Born on March 9, 1930, in Fort Worth, Texas, Ornette Coleman remains one of America's greatest living jazzmen. With musical influence steeped in R & B, Coleman began playing saxophone at an early age. His first recording appeared in 1958.
Coleman experimented with various musical styles over the decades--he even collaborated with Jerry Garcia, Pat Metheny, Roland Jackson, Don Cherry, Jimmy Garrison and the Grateful Dead.
This year Coleman won a Pulitzer Prize for Sound Grammar. Recorded in one night in Italy during October of 2005, Sound Grammar emerges as Coleman's first album in a decade. Coleman plays alto sax, violin, and trumpet. Denardo Coleman plays drums, while Greg Cohen and Tony Falanga handle double-bass duties. These musical components never stray far from a rhythmic blues foundation.
Sound Grammar peaked at #13 on Billboard's Top Jazz albums. This CD contains five new Coleman compositions as well as a few older tunes that prove Coleman's musical vitality over the last 50 years.

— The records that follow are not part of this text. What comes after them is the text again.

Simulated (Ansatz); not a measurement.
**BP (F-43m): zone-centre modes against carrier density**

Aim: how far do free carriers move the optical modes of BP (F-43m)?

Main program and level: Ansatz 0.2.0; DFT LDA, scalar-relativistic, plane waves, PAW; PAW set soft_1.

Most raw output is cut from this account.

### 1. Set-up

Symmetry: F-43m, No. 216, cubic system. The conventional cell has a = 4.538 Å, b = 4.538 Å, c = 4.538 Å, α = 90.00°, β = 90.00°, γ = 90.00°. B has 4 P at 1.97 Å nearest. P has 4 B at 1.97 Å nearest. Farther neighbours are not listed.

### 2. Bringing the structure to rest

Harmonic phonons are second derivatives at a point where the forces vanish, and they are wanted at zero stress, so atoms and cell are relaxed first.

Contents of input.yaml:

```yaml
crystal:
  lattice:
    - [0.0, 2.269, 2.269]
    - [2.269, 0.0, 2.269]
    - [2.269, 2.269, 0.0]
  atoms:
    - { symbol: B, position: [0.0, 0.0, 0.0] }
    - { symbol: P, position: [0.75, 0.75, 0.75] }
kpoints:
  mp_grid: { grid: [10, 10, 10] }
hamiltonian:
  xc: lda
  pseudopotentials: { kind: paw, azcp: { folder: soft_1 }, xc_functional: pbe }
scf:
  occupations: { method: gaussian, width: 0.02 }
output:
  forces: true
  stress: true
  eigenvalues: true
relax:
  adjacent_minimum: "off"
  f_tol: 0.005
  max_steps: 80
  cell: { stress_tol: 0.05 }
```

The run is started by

"Jordan" stands as a frenetic tune with a driving rhythm. "Sleep Talking" finds Coleman playing violin on slow, blue jazz tune that resembles rain falling in the streets. "Turnaround" conjures traces of John Coltrane. "Matador" is an up-beat tune serving as a musical backdrop to any deadly bullfight. "Waiting For You" evokes a deep rumbling on the bottom end...like some underwater Super 8 film music. "Call To Duty" remains an unrestrained song that fits the tenacious title.
Ornette Coleman's Sound Grammar proves why he's an American music legend.